Speaking at a hastily convened press conference in Aweil, the state capital, Bona Makuac Mawien, the state minister for information and communication acknowledged the presence of hunger in some counties, but said the situation was not bad enough to cause deaths.

The minister was responding to a local media, which alleged that an unidentified woman from Luo Aguer Geng village in Aweil East reportedly died as a result of lack of food.

But during the press conference, Mawien blamed some sections of the media for misinforming the public through presenting inaccurate reports without verifying sources.

“In my view, misinformation plus prejudgment equals to injustice and unfairness.” He asked journalists in South Sudan to follow proper procedures to verify information and to report objectively.

The information and communication minister mainly attributed the hunger problem in parts of the state to this year’s unpredictable rainfall, which delayed harvests. He also blamed high food prices for shortages, which he claimed resulted from economic blockades imposed by the North Sudan after South Sudan seceded in July.

“Much as some of these issues I have mentioned were far beyond our control, the state government has been very instrumental in providing the basic needs of the population in line with its rightful mandate.”

The state government, he added, has put in place the necessary institutional framework and departments to protect its citizens, having been given that mandate in last year’s general elections.

South Sudan’s government has established a four year plan to improve security, development, economic growth, and poverty reduction.

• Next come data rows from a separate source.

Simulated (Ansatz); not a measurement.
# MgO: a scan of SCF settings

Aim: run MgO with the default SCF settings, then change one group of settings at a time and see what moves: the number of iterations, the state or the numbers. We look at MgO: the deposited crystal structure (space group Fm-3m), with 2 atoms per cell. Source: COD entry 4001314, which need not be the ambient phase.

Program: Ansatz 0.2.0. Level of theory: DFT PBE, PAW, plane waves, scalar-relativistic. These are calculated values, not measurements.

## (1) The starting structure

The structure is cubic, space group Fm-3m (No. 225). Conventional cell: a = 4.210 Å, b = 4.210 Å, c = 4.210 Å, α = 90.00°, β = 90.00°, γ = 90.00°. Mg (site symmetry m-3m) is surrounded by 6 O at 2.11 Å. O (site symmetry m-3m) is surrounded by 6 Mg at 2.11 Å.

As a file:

Despite a 2005 peace deal with Khartoum, Northern Bahr el Ghazal, like many areas of South Sudan have struggled to reduce poverty and health services and improve security.

Currently good security, good governance and the need to improve security along its borders reportedly top state priorities.

In neighbouring Warrap, the state’s governor has also denied that hunger has caused the death of over 300 people since June, despite reports from local chiefs to the contrary.